President Trump’s new threat of imposing caps on H-1B visas given to Indians is closer to reality than you might otherwise think.
An exclusive report from Reuters revealed that the US has told India that there will be caps on number of H-1B visas given to its citizens.
As per reports, U.S. government plans to cap H-1B visas issued each year to Indians at between 10% and 15%.
The counter-tactic to comes in light of India forcing foreign companies to store their data of Indian customers within the country.
If the move goes through, it will further widen the differences between the two countries, which are already sparring over trade tariffs. India recently retaliated to US withdrawing preferential trade privilege by levying higher tariffs of its own on specific U.S. good.
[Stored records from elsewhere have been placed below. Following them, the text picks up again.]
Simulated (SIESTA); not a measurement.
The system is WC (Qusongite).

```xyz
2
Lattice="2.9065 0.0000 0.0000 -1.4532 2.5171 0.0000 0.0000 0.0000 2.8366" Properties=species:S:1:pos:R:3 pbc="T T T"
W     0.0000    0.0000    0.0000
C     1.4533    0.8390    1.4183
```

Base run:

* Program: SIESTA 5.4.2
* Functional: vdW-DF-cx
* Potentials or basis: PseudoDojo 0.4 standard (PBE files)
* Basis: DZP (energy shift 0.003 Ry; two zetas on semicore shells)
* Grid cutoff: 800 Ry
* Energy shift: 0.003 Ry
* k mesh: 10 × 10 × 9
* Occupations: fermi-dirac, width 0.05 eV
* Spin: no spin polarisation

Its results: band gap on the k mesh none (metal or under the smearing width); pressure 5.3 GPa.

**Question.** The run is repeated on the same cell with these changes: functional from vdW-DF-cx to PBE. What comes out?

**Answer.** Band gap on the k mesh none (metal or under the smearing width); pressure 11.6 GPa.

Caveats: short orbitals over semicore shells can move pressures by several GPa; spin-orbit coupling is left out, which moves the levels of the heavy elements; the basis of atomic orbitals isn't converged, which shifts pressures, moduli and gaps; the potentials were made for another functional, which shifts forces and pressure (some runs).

From 70% Indian monopoly to 10-15% cap
The Reuters report that two senior Indian officials had said they “were briefed last week on a U.S. government plan to cap H-1B visas issued each year to Indians at between 10% and 15%”.
Currently there is no specific quota by country.
Indians dominate H-1B visa grants, taking up an estimated 70% of the 85,000 work visas the US grants every year.
Linked to Indian and global push towards data localization
The move is linked to India’s firm stance on data localization, which means it wants internet giants and multinational businesses to store the data of Indian users in India itself. This reportedly upset corporations like Mastercard and irked the U.S. government. American tech firms have lobbied hard against data localization rules.
As per the reporting, the news was confirmed by a Washington-based industry source aware of the subject, which told Reuters that India was not the only target of the move.
Who’ll be hit the worst?
If such a cap does come into existence, it will be disastrous for the $150 billion Indian IT sector which is at the forefront of profiting from the American work visa. Indian IT giants like Tata Consultancy Services (TCS) and Infosys leverage the H-1B visas to send engineers the United States which is its biggest client market.
These visas are also used by Silicon Valley’s tech giants to bring in talent from Asian countries like India. After the report, shares fell for Indian firms like Wipro (down 4%), and Infosys and TCS down more than 2%.
In response to the report, Indian industry lobby Nasscom opinedthat the US tactic will “imply a further crunch for businesses to access skilled workforce”, where US has deep links with India.
Free data or lose citizen dreams
With 70% of the 85,000 H-1B visas given by US annually, India is the largest beneficiary.
In 2018, the government mandated foreign firms to store their payments data in India for supervision. India is also bringing a set of data protection laws to enforce local processing and storage of data it considers sensitive.
The news that US plans to cap the working visa, comes a few days before U.S. Secretary of State Mike Pompeo is scheduled to visit capital New Delhi. Recently at a business forum, Pompeo had stated that the Trump government was pushing for unrestricted flow of data across borders, which will not only help U.S. companies but also ensure consumers’ privacy.